Despite the significant improvements in both the performance and efficiency of Hybrid Synergy Drive achieved over the course of three Prius generations, Toyota recognises that its hybrid technology is still young – just 16 years old – and anticipates considerable further system development and evolution.

Toyota has positioned its hybrid powertrain as the core technology for the development of various types of environmentally efficient vehicles. The system was specifically designed to be modular, so it is readily adaptable for use in Plug-in Hybrid Electric Vehicles (PHEVs), Electric vehicles (EVs) and Fuel Cell Hybrid Vehicles (FCHVs). To that end, the company has placed an emphasis on the development and production of key components such as motors, inverters, batteries and electronic control units

Today, hybrids are already widely accepted as mainstream vehicles because they offer significant improvements in fuel economy and reduced emissions without requiring owners to modify their driving technique or change the way they use their vehicles.

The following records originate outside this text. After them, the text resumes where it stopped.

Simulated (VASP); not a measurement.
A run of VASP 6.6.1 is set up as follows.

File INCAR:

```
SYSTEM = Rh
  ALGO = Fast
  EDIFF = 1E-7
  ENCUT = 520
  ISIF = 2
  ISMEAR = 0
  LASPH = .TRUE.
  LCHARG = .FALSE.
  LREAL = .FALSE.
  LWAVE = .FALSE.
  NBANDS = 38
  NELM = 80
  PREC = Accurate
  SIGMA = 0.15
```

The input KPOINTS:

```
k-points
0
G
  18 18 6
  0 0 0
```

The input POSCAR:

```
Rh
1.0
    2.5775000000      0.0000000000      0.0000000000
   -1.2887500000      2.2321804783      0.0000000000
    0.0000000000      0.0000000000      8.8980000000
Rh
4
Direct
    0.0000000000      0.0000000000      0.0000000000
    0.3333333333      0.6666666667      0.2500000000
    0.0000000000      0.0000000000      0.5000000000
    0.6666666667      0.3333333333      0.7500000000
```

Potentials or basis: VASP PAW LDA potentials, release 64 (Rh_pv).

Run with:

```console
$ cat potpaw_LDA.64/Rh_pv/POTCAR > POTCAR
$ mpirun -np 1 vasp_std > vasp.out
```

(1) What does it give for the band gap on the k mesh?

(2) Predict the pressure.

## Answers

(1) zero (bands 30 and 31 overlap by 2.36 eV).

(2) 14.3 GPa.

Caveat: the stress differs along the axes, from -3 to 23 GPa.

Toyota anticipates that further increases in performance and functionality allied to reduced system size and lower costs will make hybrid vehicles increasingly easy to launch and sell in the near future.


Good to know

  • TMC full hybrid powertrain offers smooth, sophisticated, relaxed and stress-free driving experience
  • Switchable EV mode generates zero CO2, NOx and PM emissions
  • Real world Toyota HSD system tests reveal that up to 60 per cent of commuting journeys can be made with the petrol engine switched off

Every Toyota hybrid offers owners a smooth and sophisticated, relaxed and stress-free driving experience thanks to the everyday usability, driving comfort and remarkable quietness of Toyota’s multiple award-winning powertrain.

Full hybrid technology equips the vehicle with instant power, impressive, seamless acceleration and the quiet operation of all-electric drive, combined with leading levels of fuel efficiency and emissions.

The full hybrid drive system’s seamless, E-CVT (electric continuously variable transmission) gives drivers a fully automatic driving experience.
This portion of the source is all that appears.